In-memory databases - the next big thing?

Ditching hard drives allows for dramatically faster real-time data analysis.

SAP has released its Hana “in-memory” computing appliance in New Zealand, which it hopes will revolutionise real-time data crunching. A number of companies are working on "in-memory" servers, helping to solidify the technology's "next big thing" status, but SAP is among the first off the blocks with getting product to market, and the first to push it locally.

The guts of it is that today’s databases are usually stored on hard disk drives.
But memory chips have now got cheap enough that even a huge database can be stored on them – allowing for dramatically faster data analysis. 
In SAP's hero case study a consumer packaged goods company was able to reduce its point-of-sale data set, consisting of 460 billion records, from 120 Terabytes in a traditional relational database to 40 Terabytes in teh more streamlined all-memory environment. It claimed real-time data analysis was 20 times faster.
The company's setup included 10 Hana blade servers, with 500GB of memory per server, plus 2 Terabytes of solid state memory.
SAP’s NZ country manager, Graeme Riley, admitted HANA is not perfect. 
The problem is that any data held in-memory will disappear if someone trips over a power.
"This data, managed in memory, is volatile and in the event of a server failure, that data is lost from that memory," a rep for SAP acknowledged.
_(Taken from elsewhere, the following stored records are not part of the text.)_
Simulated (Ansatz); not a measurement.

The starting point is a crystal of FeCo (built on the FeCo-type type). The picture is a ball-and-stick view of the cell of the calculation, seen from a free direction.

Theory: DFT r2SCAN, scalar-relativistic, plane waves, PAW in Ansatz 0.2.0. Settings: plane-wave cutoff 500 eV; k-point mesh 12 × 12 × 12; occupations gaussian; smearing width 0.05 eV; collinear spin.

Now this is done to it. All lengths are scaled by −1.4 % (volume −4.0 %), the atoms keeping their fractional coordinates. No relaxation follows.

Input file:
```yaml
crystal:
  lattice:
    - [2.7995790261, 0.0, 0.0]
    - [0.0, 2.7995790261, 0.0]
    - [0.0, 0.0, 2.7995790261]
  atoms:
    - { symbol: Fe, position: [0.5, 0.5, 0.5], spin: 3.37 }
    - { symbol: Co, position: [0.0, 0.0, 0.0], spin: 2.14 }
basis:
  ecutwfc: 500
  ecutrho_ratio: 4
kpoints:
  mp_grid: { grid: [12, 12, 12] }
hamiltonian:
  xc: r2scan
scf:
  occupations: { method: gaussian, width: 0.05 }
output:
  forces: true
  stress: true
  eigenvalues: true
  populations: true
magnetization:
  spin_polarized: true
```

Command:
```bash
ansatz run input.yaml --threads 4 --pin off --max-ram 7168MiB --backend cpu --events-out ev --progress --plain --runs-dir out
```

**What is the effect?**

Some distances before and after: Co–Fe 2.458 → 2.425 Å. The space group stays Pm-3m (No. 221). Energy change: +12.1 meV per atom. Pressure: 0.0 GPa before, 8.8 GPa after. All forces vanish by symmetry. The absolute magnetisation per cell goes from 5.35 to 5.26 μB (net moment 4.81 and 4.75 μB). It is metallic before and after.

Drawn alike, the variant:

"However, data held in memory by Hana is backed up by a persistence layer that logs transactions to a non-volatile technology (such as solid state drives) on the Hana server. This allows the data to be restored in the event of a power outage or other similar disruption, and ensures that customer data is never lost."
So far SAP has sold 30 or 40 HANA boxes worldwide, with no takers so far in New Zealand.
But in Japan, one of the customers is the Nomura Institute, which is using Hana to track the GPS feeds from 12,000 Tokyo taxis – with the ultimate aim that they’re real-time movements are so co-ordinated that electric cabs with a three-hour battery life could be controlled by the SAP system.
In New Zealand, Mr Riley sees potential for Hana with the increasing deployment of smart meters, which typically send usage data back to a power company every 30 minutes.